TORONTO-Airports across North America are closely watching the battle between Canada’s four wireless carriers and Pearson International Airport that has left travelers with reduced levels of cell-phone service.
Industry sources said the disagreement between the Greater Toronto Airport Authority and the four carriers is unprecedented and could determine how other airports in Canada and the United States strike contracts with mobile-phone companies. This week, the airport authority started to block cell-phone reception in the terminals while wireless operators fought back by redirecting nearby transmitters.

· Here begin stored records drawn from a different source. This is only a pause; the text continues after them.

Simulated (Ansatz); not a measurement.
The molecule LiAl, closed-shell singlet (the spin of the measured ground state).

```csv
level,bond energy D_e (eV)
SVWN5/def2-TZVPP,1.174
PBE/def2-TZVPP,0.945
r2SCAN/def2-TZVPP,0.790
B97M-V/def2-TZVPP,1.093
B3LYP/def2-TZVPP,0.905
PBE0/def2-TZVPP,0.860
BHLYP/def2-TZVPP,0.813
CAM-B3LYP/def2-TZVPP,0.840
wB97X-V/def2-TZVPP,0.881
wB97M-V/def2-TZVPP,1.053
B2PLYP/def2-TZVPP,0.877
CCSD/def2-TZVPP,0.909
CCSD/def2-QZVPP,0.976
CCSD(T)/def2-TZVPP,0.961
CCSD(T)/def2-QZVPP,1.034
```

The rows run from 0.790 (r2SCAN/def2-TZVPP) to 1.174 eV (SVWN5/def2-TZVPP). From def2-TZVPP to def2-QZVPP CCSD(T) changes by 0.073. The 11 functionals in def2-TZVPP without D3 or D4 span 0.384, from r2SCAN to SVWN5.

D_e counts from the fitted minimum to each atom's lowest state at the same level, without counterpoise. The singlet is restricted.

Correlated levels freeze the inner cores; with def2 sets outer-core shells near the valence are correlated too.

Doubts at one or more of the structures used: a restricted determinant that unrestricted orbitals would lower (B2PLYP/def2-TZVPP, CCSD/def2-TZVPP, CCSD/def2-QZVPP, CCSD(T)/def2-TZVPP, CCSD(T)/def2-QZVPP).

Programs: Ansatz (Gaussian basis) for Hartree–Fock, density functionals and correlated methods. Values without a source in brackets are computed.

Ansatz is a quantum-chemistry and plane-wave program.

The dispute at Pearson centers on how much Bell Mobility, Telus Mobility, Rogers Wireless and Microcell Telecommunications are being asked to pay to upgrade wireless service and for lease fees for keeping signal-boosting equipment on airport premises.
Under an expired five-year contract, each carrier paid C$20,000 (US$13,000) a year in lease fees and collectively spent more than C$8 million (US$5.3 million) on infrastructure. The airport authority wants to boost that fee to C$100,000 (US$65,800) with a significant investment from the carriers to provide wireless coverage to 100 percent of the airport. Its new lease fee is based on 4 percent of the revenues that all four wireless carriers are estimated to collect each year from airport traffic.
The carriers call the terms unreasonable and unacceptable.